Data duplication first captured the imagination of the public almost 20 years ago when Data Domain (now Dell/EMC) launched its “tape is dead” campaign and released the early deduplication appliances.
Data deduplication involves maximizing storage utilization while allowing organizations to retain more backup data on disk for longer periods of time. This helps raise the efficiency of disk-based backup, lower storage costs, and change the way data is protected. It accomplishes this by comparing new data with existing data and eliminating redundancies since only unique blocks will be transferred. This reduces replication bandwidth.
Here are five top trends in deduplication:
1. Software Rather than Appliances
The standard for many years was to buy two deduplication appliances — one as a backup copy, which could replicate copied data to the other box.
This solution certainly has value, but it can prove to be clunky as data volumes rise. When that happens, restores can be slow, and costs can spiral upwards.
Some deduplication is now software-only, avoiding the need for pre-built appliances. Such software can run on virtual machines. Hardware solutions continue to exist, too, and have valid applications.
2. Flexibility
An argument raged for years as to where and how best to accomplish data deduplication. Some said it had to be done at the source, and some said it was better to do it at the target. Similarly, some insisted it should be done inline, while others said it should be done offline. There are tradeoffs for each approach.
Modern duplication systems have evolved that allow the user to select the type of deduplication that best meets organizational requirements. Products are available that give choices such as inline, concurrent, or post-process deduplication.
“If your focus is on the storage or backup, the locational preference for compression and deduplication will be at the target,” said Greg Schulz, an analyst at StorageIO Group.
Inline deduplication helps to minimize storage requirements and tends to be most suitable for smaller storage configurations as well as replication environments. Concurrent deduplication doesn’t have to wait for backup jobs to complete. Post-process, or offline, deduplication decouples dedupe from any backup processes. Backup data is written to temporary disk space prior to deduplication. This is a good way to shorten backup speeds, as they are unaffected by deduplication workloads.

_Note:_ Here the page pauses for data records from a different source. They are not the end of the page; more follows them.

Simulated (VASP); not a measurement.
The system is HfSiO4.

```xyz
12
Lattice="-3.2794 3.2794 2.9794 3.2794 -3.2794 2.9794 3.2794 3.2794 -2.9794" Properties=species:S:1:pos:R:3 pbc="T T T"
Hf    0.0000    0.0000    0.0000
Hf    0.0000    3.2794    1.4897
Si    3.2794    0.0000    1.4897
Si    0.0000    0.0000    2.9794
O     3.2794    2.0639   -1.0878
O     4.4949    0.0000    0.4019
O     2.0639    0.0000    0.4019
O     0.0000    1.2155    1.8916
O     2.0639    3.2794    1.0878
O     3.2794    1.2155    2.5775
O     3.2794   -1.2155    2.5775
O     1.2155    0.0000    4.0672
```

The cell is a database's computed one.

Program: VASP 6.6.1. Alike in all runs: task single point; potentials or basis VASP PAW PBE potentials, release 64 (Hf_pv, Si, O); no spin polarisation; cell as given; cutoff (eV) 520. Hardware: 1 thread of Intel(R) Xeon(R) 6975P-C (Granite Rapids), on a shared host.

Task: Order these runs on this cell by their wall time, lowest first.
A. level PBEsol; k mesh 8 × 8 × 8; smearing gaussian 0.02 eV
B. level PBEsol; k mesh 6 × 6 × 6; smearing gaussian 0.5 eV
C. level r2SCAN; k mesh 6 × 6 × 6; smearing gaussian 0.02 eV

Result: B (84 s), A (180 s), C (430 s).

But as data sets grow larger, storage admins are challenged with silos that make it difficult to store and manage data.
A Reed Solomon data layout technique and data lake provides customers a petabyte-scale capacity with high-speed inline deduplication and compression of data to eliminate duplicates. More speed may be needed and inline deduplication may be the answer.
“Inline deduplication delivers great benefits to reduce the space usage on disk,” said Brian Henderson, director of product marketing for unstructured data storage at Dell Technologies.
“The combination of inline compression, inline deduplication, and post-process deduplication on a wider pool of storage helps lower storage costs, while increasing storage efficiency.”
3. Global Deduplication
As noted, deduplication used to be about transferring data between two boxes and comparing one to the other. Modern systems can now perform the same function globally.
Falconstor, for example, provides high-performance backup and recovery that includes deduplication to shorten backup windows, optimize capacity, reduce storage costs, and minimize WAN requirements. Its StorSafe product receives backups from many sources, then chunks, hashes, and reduces them, so it can store them cheaply on-premises or in cloud object storage.
“Only globally unique blocks of data are replicated,” said Chris Cummings, VP of marketing at FalconStor.
“Global deduplication ensures that redundant data from remote offices is eliminated prior to replicating to the central repository, minimizing space requirements.”
4. Sub-File Deduplication
Deduplication can take place at the file and the sub-file level. In some systems, single-instance storage (SIS) is done where complete files are compared. Thus, if a minor modification is made, the entire file has to be stored again.
Sub-file or block-based deduplication raises efficiency, as data is broken into sub-blocks and assigned an identification key. If two identical hash keys are identified, the blocks are identical.
Once it is determined that a block of data already exists in the deduplication repository, the block is replaced with a pointer linking the new sub-block to the existing block in the repository.
5. Capacity-Based Pricing Should Be Avoided
Some current services base their pricing on data volumes as well as the modeling of deduplication rates, since the amount of data reduction achieved by eliminating duplicate files, which can be 20:1 or higher in some cases, can be expensive.
“Anyone attempting to measure data volumes and deduplication modeling for each customer will tie up IT resources and eat into profits,” said Cummings with FalconStor.
“The best approach is to find a fixed low price per month.”